Apparently (?), a line operator over a very large loop with length $L$ can obey either perimeter law or area law, $-\log\langle U\rangle\sim L^a$ with $a=1,2$, respectively. We call these options "deconfimenent" and "confinement", and this seems to be of crucial importance in QCD.
Is there an argument as to why these two are the only options? Can we have fractional exponent $a$? For example, $a=1/2$ would be an even milder decay than perimeter law, would we still call $U$ deconfined in such case? Similarly, $a=3/2$ is faster than perimeter but slower than area, is such a line confined?
I could perhaps convince myself that only integral $a$ can appear in perturbation theory, but the large-loop behaviour is in general highly non-perturbative, with lots of non-trivial anomalous dimensions, etc. So I don't find a perturbative argument reliable.
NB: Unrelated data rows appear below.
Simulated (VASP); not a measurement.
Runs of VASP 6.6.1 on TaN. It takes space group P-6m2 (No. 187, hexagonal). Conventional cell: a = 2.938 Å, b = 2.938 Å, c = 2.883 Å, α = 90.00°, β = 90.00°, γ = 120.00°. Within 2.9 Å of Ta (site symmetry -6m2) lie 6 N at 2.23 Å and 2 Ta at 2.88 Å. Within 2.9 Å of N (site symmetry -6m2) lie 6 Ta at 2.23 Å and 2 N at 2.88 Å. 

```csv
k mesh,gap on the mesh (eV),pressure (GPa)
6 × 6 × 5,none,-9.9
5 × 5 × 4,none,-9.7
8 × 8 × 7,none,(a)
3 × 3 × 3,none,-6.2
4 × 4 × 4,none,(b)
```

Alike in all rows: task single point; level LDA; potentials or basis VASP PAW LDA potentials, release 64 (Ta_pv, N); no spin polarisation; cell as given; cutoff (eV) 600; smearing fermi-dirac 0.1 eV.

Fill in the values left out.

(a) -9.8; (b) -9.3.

Also: I am interested in general QFTs, not necessarily 4d gauge theories with $U$ a Wilson line. I would also like to understand other types of line operators, in other types of QFTs, such as e.g. something like a Verlinde line in 2d. Is there a similar classification of area vs perimeter in such cases? Or does this only work for Wilson loops in 4d? I believe it also makes sense to discuss confimenent in gauge theories in other dimensions, so there should exist some similar criterion.